Task 2. Autobiography, Seminole Girl, part 2.
Well, I graduated and went down to the bank.
The president of the bank had called the agency and said he would like to employ a qualified Indian girl.
So I went down there and they gave me a test, and I was interviewed.
And then they told me to come in the following Monday. That's how I went to work.
I finished college May 29, and I went to work June 1st. I worked there for three years.
In the fall of 1966, my father and the president of the Tribal Board asked me to come back to Big Cypress to manage a new economic enterprise there.
It seemed like a dream come true, because I could not go back to live at Big Cypress without a job there.
But it was not an easy decision. I liked my bank work. You might say I had fallen in love with banking.
But all my life I had wanted to do something to help my people, and I could do that only by leaving my bank job in Miami.
Being the person I am, I had to go back. I would have felt guilty if I had a chance to help and I didn't.
But I told my daddy that I couldn't give him an answer right away,
and I knew he was upset because he had expected me to jump at the chance to come back.
He did understand, though, that I had to think about it.
He knew when I went to live off the reservation that I had had a pretty hard time, getting used to a job, getting used to people.
He knew I had accomplished a lot, and it wasn't easy for me to give it up.
But that's how I felt. I had to think. At one time, it seemed to me that I could never go back to reservation life.
But then really, through it all, I always wished there was something, even the smallest thing, that I could do for my people.

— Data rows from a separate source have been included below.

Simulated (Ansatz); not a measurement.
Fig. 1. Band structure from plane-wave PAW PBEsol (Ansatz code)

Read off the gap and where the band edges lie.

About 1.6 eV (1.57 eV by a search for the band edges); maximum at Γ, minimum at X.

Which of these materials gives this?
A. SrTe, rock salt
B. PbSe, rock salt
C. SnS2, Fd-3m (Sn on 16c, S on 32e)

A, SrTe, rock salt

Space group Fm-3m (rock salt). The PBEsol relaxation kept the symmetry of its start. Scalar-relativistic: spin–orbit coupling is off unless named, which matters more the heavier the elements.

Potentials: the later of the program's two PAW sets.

Maybe I'm helping now. But I can see that I may get tired of it in a year, or even less.
But right now, I'm glad to help build up the store.
If it didn't work out, if the store failed, and I thought I hadn't even tried, I world really feel bad.
The basic thing about my feeling is that my brothers and sisters and nieces and nephews can build later on the future only through the foundation their parents and I build.